Google’s Jeff Dean did an excellent talk at Stanford as part of EE380 – it is worth one’s time to listen. Very informative, instructive and innovative. As I listened, I jotted a few quick notes.
- Interesting comparison of the scale in search from 1999 to 2010
- Docs and queries are up 1000X, while the query latency has decreased 5X
- Interesting to hear that in 1999 they used to update a web page store in a month or two, but now it is reduced 50000X to seconds!
- They have had 7 significant revisions in 11 years
- Trivia : They encounter very expensive queries for example “circle of death” requires ~30GB of I/O
- Trivia : In 2004, they did a rethink and refreshed the systems infrastructure from scratch
- He discussed a little about encodings – informative discussion on Byte aligned variable length & group encoding schemes << I have to try it out …
- Trivia : They have had long distance links failure by wild dogs, sharks, dead horses and (in Oregon) drunken hunters !
- Jeff talked in length about MapReduce. An interesting set of statistics of MapReduce over time
- MapReduce at Google, now at 4 million jobs; processing ~1000 PB with 130 PB intermediate data and 45 PB output
- Data has doubled while the number of machines have been constant from ‘07 to ‘10.
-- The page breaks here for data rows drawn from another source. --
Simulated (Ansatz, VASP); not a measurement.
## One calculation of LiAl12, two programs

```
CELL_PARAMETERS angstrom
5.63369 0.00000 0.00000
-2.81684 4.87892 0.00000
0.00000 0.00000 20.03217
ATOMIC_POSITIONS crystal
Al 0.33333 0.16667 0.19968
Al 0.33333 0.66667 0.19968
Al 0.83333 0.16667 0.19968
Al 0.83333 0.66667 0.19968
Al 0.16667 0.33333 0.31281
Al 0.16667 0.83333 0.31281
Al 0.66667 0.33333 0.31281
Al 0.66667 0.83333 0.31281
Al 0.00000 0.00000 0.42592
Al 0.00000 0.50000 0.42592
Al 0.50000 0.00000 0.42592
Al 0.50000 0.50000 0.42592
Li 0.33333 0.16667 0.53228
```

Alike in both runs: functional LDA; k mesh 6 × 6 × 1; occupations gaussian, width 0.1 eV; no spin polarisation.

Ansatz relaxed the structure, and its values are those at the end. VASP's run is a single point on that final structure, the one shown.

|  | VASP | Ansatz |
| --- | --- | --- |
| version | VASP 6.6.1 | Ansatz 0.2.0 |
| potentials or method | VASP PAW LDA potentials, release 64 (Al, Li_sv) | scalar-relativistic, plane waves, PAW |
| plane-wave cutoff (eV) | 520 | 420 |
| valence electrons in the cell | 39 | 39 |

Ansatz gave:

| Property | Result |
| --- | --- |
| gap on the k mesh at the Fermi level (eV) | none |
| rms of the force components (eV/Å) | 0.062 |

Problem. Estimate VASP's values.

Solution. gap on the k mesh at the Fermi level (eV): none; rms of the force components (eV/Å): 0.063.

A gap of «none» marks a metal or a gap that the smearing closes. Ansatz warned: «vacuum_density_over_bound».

- Machine usage has quadrupled while the job completion has doubled ‘07 to ‘10
- Trivia : Jeff shared an anecdote where the network engineers were rewiring the network while Jeff & Co were running MapReduce. They did lose machines in a strange pattern and were wondering what is going on; but the job succeeded, a little slower than normal and of course, the machines came back up ! Only after the fact did they hear about the network rewiring !
- He is working on a project called Spanner, that spans data centers. Looks like this is one of their hairy problems. Dean also mentioned this during Q & A. All their systems work well inside a datacenter, but have no way of spanning datacenters. They have manual methods & task specific tools to copy data across datacenters, monitor tasks across datacenters and so forth. But no systemic infrastructure.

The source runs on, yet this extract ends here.